Optimal Kullback-Leibler Aggregation via Information Bottleneck

TL;DR

This paper introduces an efficient method for reducing Markov chains by approximating the optimal partition using an information bottleneck approach, significantly simplifying the computation while maintaining accuracy.

Contribution

It formulates Markov chain reduction as an information bottleneck problem and proposes a greedy algorithm for near-optimal state space partitioning.

Findings

The method provides tight bounds when the chain is lumpable.

The approach reduces computational complexity compared to exhaustive search.

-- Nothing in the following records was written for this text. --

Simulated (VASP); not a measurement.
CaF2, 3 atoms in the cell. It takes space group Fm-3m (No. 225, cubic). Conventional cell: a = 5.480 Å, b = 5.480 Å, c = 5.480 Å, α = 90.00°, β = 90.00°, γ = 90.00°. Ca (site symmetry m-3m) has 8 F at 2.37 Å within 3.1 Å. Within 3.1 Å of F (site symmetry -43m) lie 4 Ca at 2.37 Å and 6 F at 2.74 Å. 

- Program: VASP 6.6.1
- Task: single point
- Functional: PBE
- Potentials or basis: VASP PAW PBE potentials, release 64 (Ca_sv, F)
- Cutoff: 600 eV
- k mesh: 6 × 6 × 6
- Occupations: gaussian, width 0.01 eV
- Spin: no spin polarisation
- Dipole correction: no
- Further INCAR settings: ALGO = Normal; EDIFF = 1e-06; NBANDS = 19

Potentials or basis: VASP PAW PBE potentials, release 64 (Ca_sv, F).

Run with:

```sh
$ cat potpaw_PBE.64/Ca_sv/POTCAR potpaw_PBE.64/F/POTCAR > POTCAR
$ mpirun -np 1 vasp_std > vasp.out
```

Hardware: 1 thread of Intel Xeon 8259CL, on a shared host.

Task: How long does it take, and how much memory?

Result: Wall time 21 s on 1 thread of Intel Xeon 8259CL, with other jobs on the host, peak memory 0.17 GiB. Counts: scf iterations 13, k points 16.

Application examples demonstrate effectiveness in bio-molecular modeling.

Abstract

In this paper, we present a method for reducing a regular, discrete-time Markov chain (DTMC) to another DTMC with a given, typically much smaller number of states. The cost of reduction is defined as the Kullback-Leibler divergence rate between a projection of the original process through a partition function and a DTMC on the correspondingly partitioned state space. Finding the reduced model with minimal cost is computationally expensive, as it requires an exhaustive search among all state space partitions, and an exact evaluation of the reduction cost for each candidate partition. Our approach deals with the latter problem by minimizing an upper bound on the reduction cost instead of minimizing the exact cost; The proposed upper bound is easy to compute and it is tight if the original chain is lumpable with respect to the partition. Then, we express the problem in the form of information bottleneck optimization, and propose using the agglomerative information bottleneck algorithm for searching a sub-optimal partition greedily, rather than exhaustively. The theory is illustrated with examples and one application scenario in the context of modeling bio-molecular interactions.